If $M_1^2+M_2^2=O$ then show that there exist infinitely many matrix $M$ such that $M(M_1+M_2)$ is non-invertible.

Question

Let $M_1$ and $M_2$ be two matrices of order $3\times 3$ with real entries and $M_1^2+M_2^2=O$, where $O$ is the null matrix.

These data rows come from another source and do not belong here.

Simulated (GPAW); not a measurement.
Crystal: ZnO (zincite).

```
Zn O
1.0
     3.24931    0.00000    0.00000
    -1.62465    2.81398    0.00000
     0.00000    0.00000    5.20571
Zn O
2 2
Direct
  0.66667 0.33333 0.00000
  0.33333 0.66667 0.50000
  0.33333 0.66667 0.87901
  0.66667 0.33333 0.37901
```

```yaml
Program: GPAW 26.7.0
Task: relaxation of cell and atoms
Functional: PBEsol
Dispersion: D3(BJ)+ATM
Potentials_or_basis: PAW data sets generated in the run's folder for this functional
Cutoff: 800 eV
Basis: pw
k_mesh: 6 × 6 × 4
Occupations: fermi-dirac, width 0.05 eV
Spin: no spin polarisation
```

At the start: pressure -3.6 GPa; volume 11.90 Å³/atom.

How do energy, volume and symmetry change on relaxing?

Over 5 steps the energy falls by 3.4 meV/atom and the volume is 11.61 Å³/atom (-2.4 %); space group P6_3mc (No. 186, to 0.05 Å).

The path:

Show that there exist infinitely many matrix $M$ of order $3\times 3$ such that $M(M_1+M_2)$ is non-invertible.

My Attempt

$M_1^2=-M_2^2\Rightarrow \operatorname{det}(M_1^2)=(-1)^3\operatorname{det}(M_2^2)\Rightarrow (\operatorname{det}(M_1))^2=-(\operatorname{det}(M_2))^2\Rightarrow (\operatorname{det}(M_1))^2+(\operatorname{det}(M_2))^2=0$

$\Rightarrow \operatorname{det}(M_1)=\operatorname{det}(M_2)=0$

So, $M_1$ and $M_2$ are not invertible.

But what can we say about invertibility of $M_1+M_2$

Answer 1

Any non-invertible $M$ will cause the product to be non-invertible, since $\det(MN) = \det (M) \det (N)$. Is the question missing anything?

Answer 2

But what can we say about invertibility of $M_1+M_2$

OP has already shown $\text{rank}\big(M_1\big)\in \big\{0,1,2\big\}$. If $\text{rank}\big(M_1\big)\leq 1$ then
$\text{rank}\Big(\big(M_1+M_2\big)^2\Big)=\text{rank}\Big(M_1M_2+M_2M_1\big)\leq 1+1\lt 3$
$\implies \det\big(M_1+M_2\big)^2=0=\det\big(M_1+M_2\big)$. So it remains to consider the case where $\text{rank}\big(M_1\big)=2\implies \text{rank}\big(M_1^2\big)\in \big\{1,2\big\}$ (e.g. by Sylvester's Rank Inequality).

By rank-nullity, one of $\ker M_1^2 \big(=\ker M_2^2\big)$ or $\text{image } M_1^2 \big(= \text{image } M_2^2\big)$ is 1 dimensional and label that $W$. Then $M_1 W\subseteq W\text{ and }M_2 W\subseteq W\implies$ for unit length $\mathbf w\in W$ that $M_1 \mathbf w = \lambda_1 \mathbf w$ and $M_2 \mathbf w = \lambda_2 \mathbf w$
$\implies 0\leq \lambda_1^2 = \mathbf w^T (M_1^2 \mathbf w) = -\mathbf w^T (M_2^2 \mathbf w) = -\lambda_2^2 \leq 0$, i.e. the eigenvalues are zero.

Thus $\big(M_1+M_2\big)\mathbf w =M_1\mathbf w + M_2\mathbf w = \mathbf 0+ \mathbf 0$; conclude $\big(M_1+M_2\big)$ is not invertible.

remark:
The above argument generalizes to $M_1, M_2 \in \mathcal M_{2k+1}\big(\mathbb R\big)$. With the trivial Base Case at $k=0$, proceed by strong induction. By OP's argument $\det\big(M_1\big)=0=\det\big(M_2\big)$. The case of $\text{rank}\big(M_1\big) \leq k \implies \det\big(M_1 +M_2\big) =0$ by the first paragraph's argument (i.e. sub-multiplicativity and sub-additivity of rank). It remains to consider $\text{rank}\big(M_1\big) \geq k+1$; rank-nullity tells us one of $\ker M_1^2$ and $\text{image } M_1^2$ is even dimensional and the other odd dimensional. The even dimensional one cannot be zero dimensional (per Sylvester's Rank Inequality and the fact that $\dim \ker M_1 \gt 0$), so label the odd dimensional subspace $W$, noticing $\dim W\lt 2k+1$, and look at the restrictions $M^{(1)}_{\vert W}$ and $M^{(2)}_{\vert W}$ where $\det\Big(M^{(1)}_{\vert W}+M^{(2)}_{\vert W}\Big)=0$ per strong induction hypothesis, which gives the result.